A leading Welsh university have denied claims that friends of the controversial head of their scandal-hit business school were appointed without formal interviews, The Eye can reveal.
Critics believe about 10 people known to Marc Clement have been given jobs in Swansea School of Management, without the hearings or presentations to faculty which are a usual practice for new academic appointments.
But the university have stated firmly that all appointments were made in line with the rules.
In a statement to The Eye, a spokesperson said: “All appointments within the School of Management have been made in accordance with the University’s HR (Human Resources) procedures”.
Yet the school has a controversial past, which Swansea university are trying to shake off.
The previous Dean, Nigel Piercy, resigned suddenly five months ago after a series of scandals exposed by The Eye, when his son Niall and wife Nikala Lane were also appointed to the school.
Now sources within the school fear controversy is continuing.
One told The Eye: “I am hearing reports of the university bringing in Marc Clement’s mates as part of the faculty of School of Management”.
Another said: “One can only imagine what he (Marc Clement) will be planning for the management school over the next few years.
“God help us.”
The backdrop to today’s controversy is disturbing.

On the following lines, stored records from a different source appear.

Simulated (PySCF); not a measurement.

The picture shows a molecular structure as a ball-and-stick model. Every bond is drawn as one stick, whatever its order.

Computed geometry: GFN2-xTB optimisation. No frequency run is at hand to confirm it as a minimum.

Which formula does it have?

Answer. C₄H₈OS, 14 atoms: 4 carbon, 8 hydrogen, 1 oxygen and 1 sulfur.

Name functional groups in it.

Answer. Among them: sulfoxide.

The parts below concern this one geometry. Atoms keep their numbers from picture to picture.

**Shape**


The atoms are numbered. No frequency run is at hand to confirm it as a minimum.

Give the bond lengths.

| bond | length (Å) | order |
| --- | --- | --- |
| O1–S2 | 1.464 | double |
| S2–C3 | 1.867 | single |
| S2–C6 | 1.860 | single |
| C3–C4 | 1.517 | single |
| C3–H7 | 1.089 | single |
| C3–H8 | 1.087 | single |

Professor Clement was in charge at the University of Wales after it was hit by a huge scandal over the validation of bogus degrees, and has been reduced to a rump organisation
In November 2010, BBC Wales screened an episode of their TV current affairs series Week In Week Out, which claimed that Fazley Yaakob, a pop star and head of Fazley International College, a University of Wales partner in Malaysia, held confirmed qualifications.
Following a second BBC TV investigation, the vice-chancellors of Cardiff, Swansea, Aberystwyth, Bangor and Glamorgan universities – known collectively as the St David’s Day Group – called for an end to the University of Wales.
Yet Professor Clement controversially exercised an ‘option to return’ to Swansea university as it effectively abolished itself following a ‘merger’ with University of Wales Trinity Saint David (UWTSD) (see next week’s story).
The son of Professor Clement’s predecessor, Niall Piercy, quit the school soon after his father resigned, but Nigel Piercy’s wife, Nikala Lane, remains as head of admissions.
The university proclaimed the school’s ‘achievements’ in rankings for the Research Excellence Framework (REF) long after the Piercys had quit.
But The Eye showed how even under the previous regime, numerous academics had already left for other universities, after their work featured in the REF, and there were mass staff walkouts.
Instead the school now declare pride in their ‘new home’ on the Swansea bay campus.
But this too has been condemned as desolate by academics who work there.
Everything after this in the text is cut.